Substrate noise is a major problem that plagues mixed-signal circuits. Parasitic interactions from switching digital circuits propagate via the shared substrate to sensitive analog circuits adversely affecting performance. A chip was designed to characterize substrate noise generated by digital circuits as well as to study the effect of substrate noise on the performance of a standard component of the RF front-end, the voltage controlled oscillator (VCO). The chip was fabricated in a 0.18 µm CMOS mixed-signal process.

The scalable FFT chip demonstrates energy-aware architectures. An energy-aware architecture is used to scale gracefully between energy and quality. The architecture has variable bit precision logic (multipliers, adders, etc.), memories (RAM and ROM) and a variable memory size, in order to compute 128-1024-pt FFT lengths and between 8- and 16-bit precision FFT's.

This 0.13µm, dual VT test chip uses MTCMOS-style logic to implement a low-power FPGA architecture. The FPGA circuits reduce standby leakage by over 8× while holding their state. Idle sub-blocks in the design automatically enter sleep mode at a fine granularity, reducing active off-current by up to several times.
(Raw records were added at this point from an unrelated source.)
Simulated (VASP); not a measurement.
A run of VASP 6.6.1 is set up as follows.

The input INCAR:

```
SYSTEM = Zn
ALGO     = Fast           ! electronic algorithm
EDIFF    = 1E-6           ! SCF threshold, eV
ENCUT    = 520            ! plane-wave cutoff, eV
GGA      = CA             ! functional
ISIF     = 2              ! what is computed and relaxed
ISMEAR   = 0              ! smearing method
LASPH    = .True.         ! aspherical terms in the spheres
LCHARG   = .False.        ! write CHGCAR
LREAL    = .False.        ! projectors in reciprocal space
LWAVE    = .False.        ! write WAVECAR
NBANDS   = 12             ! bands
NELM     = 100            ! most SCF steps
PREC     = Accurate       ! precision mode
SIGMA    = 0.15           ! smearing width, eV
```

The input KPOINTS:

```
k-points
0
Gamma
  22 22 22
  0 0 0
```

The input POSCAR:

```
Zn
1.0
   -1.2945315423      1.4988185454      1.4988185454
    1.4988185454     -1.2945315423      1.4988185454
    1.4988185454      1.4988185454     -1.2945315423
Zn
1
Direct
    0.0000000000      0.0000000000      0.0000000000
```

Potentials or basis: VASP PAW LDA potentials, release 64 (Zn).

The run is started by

The µAMPS-1 microsensor node uses commercial, off-the-shelf (COTS) components for rapid construction. A µAMPS-1 node consists of a stack of three or four printed circuit boards. The top board contains the radio, including the RF circuitry and the FPGA used for digital coding and decoding. The second board contains an Intel StrongARM processor and associated RAM and flash ROM. Also on the processor board are an acoustic sensor (microphone, amplifier, filter, and analog-to-digital converter) and a collection of dc/dc power converters that service the entire node. The optional third board in the stack is an additional sensor module to replace the acoustic sensor on the processor board. The µAMPS-1 node can be easily adapted to different applications by designing an appropriate sensor board.